An Interesting Discussion about LIPS and the potential implementation of a Dynamic Delegate System
Recently, on reddit, the delegate Tesla 369 wrote an interesting post in which he addressed some questions regarding LIPS and a possible implementation of a Dynamic Delegate System. The answers brought to an interesting discussion.
The first question concerns the ease of use of the Lisk software, especially if it should be designed to work on PCs that are used every day or on more powerful machines such as technically minded server admin type. Juan Gonzalez has answered this first question by stating that the two things are not mutually exclusive, but that it is preferable to run Lisk Core via admin types server, both to avoid an offline delegate that could slow down the network and for the need to accept incoming connections to forge.

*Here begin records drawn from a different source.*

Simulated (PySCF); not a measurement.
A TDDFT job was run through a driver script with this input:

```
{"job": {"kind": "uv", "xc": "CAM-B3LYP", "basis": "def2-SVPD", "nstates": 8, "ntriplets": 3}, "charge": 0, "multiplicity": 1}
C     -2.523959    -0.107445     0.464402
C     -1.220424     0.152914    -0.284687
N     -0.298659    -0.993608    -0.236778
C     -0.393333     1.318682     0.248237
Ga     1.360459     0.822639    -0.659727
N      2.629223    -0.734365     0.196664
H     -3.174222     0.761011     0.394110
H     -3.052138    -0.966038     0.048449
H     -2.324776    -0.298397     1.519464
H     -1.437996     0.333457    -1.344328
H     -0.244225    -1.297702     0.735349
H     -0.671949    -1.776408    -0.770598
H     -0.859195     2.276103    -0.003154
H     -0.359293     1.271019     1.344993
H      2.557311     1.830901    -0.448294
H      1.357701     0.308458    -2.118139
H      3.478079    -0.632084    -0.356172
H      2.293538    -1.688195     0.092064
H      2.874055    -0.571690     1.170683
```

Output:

The second concerns the pros and cons of having ‘as with the territory’ fixed delegate groups. This question (as for the remaining ones) was answered by Jan Hackfeld, stating that in general the groups of delegates imply less decentralization by increasing the likelihood of attacks by the collusion of many delegates. The current voting system provides a high incentive for delegates to form groups, which is why a proportional voting system has been proposed.
The third question concerns the possible repercussions on the individual active delegates changing every 4 to 6 months. Jan replied that, while social dynamics are difficult to predict, as regards the effects on the network / blockchain, if the new active delegates have similar productivity and are honest, there should be no impact on it.
The fourth question concerns the repercussions that fewer groups of delegates would bring. The answer was that, since the security guarantees of a blockchain usually depends on the honesty of a part of stakeholders (delegates, miners), having a decentralized network with many different stakeholders is important because it reduces the chances that they violate the security assumptions.
In the penultimate question Tesla369 asks whether there are currently LIPs in favor of a dynamic delegate system. Jan replies that if on the one hand they want to encourage a decentralized system and make it easier for new delegates to be voted among the active delegates (for the reasons expressed above), on the other he doesn’t think it’s a good idea to force the system of delegated to be dynamic because this would mean limiting the time a delegate can stay active at 4 months. This way, since people cannot be mapped into accounts, a person could create a new one after 4 months and push voters to change their vote.
The last question concerns the percentage of standby delegate wallets have had outbound / send type transactions within the last 4 to 6 months, which was obviously answered to consult Lisk Explorer regarding an example of standby delegates. For complete statistics, instead, you need to use the API of Lisk Core.